As Senator O'Farrell pointed out, the railway employees to the extent of thirty-five per cent. have had to make sacrifices. Railway workers to-day are earning less than £2 a week. Great numbers of people entered the service of the railway company in their youth. They believed that they were entering not only lifetime, but pensionable, employment. Many of these have been thrown out on these streets. We have heard no protest from Senator Jameson or Senator Sir John Keane against that. Now when an attempt is made to re-establish the railways on sound business lines all that some Senators are concerned about is the dividend-paying end. They do not trouble at all about the workers who have had to suffer. I think the Government are to be congratulated on taking this step to safeguard the future of the railways and, let us hope too, to ensure a decent standard of living for those employed on the railways.
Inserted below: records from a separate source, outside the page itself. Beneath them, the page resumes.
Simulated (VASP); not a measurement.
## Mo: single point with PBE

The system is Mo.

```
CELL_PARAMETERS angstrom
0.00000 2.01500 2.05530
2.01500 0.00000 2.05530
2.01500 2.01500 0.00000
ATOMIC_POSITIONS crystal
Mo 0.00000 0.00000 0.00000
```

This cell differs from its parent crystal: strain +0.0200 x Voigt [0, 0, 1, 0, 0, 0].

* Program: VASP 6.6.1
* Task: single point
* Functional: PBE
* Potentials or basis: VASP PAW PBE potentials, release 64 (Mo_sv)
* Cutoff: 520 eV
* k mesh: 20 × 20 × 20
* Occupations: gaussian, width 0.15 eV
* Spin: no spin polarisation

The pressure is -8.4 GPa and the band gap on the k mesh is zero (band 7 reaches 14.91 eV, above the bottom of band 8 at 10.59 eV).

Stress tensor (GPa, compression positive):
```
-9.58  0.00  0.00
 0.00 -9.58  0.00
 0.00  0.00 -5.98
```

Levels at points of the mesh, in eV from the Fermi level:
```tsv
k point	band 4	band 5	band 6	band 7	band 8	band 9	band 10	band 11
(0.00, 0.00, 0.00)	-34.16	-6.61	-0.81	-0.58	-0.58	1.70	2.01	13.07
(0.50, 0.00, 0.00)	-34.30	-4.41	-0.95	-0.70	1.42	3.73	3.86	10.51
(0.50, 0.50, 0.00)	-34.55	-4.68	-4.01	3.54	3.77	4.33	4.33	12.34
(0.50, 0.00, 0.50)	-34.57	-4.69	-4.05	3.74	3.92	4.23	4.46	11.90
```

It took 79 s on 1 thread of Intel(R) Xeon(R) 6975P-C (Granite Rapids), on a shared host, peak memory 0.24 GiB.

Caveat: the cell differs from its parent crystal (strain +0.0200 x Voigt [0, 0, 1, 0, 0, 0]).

Senator Jameson has upheld the cause of debenture holders with a degree of perseverance that has surprised me. He threatens the most serious consequences to this country as a result of writing up to £85 debenture stock that now stands in the open market at £37. Senator Foran asked a very impertinent question. It was this: if the Government had not intervened at this stage to give the railway companies a virtual monopoly what would be the value of the debenture stock? Would it be £85, would it be even £37, would it be saleable at all? I do think that Senator Jameson has made rather too much of this question of the writing down of the debenture stock without the consent of the debenture holders. I do not think it is, in the circumstances of the case, an invasion of the rights, a real substantial invasion of the rights of creditors, and I do not think it called for the Senator's paraphrase of the Parable of the unjust Steward. I find it extremely hard myself to see the application of that Parable in the present case, except indeed that the people who are hardly treated in his legislation are perhaps the general public.

Senator Jameson asked for the co-operation of the Labour Party. In all the clauses of this measure and in all the debates that have taken place on it he has got the intelligent co-operation of the Labour Party. But there is another party to be considered. There is the person who uses the railways and the person who uses the roads; the people for whom these utility services are required. A virtual monopoly is being created here over road, rail and in the air itself. The Government have done well for the Great Southern Company. The Minister is quite right in saying that there is the possibility that, as a result of this legislation, the debenture stock and the ordinary stock will rise and rise sharply. Not alone have the railway company got a monopoly of transport, but they have got the right, with the consent of the Minister, to close the guaranteed lines that were so useful in the backward parts of this country. I hope that right will not be availed of to a very great extent.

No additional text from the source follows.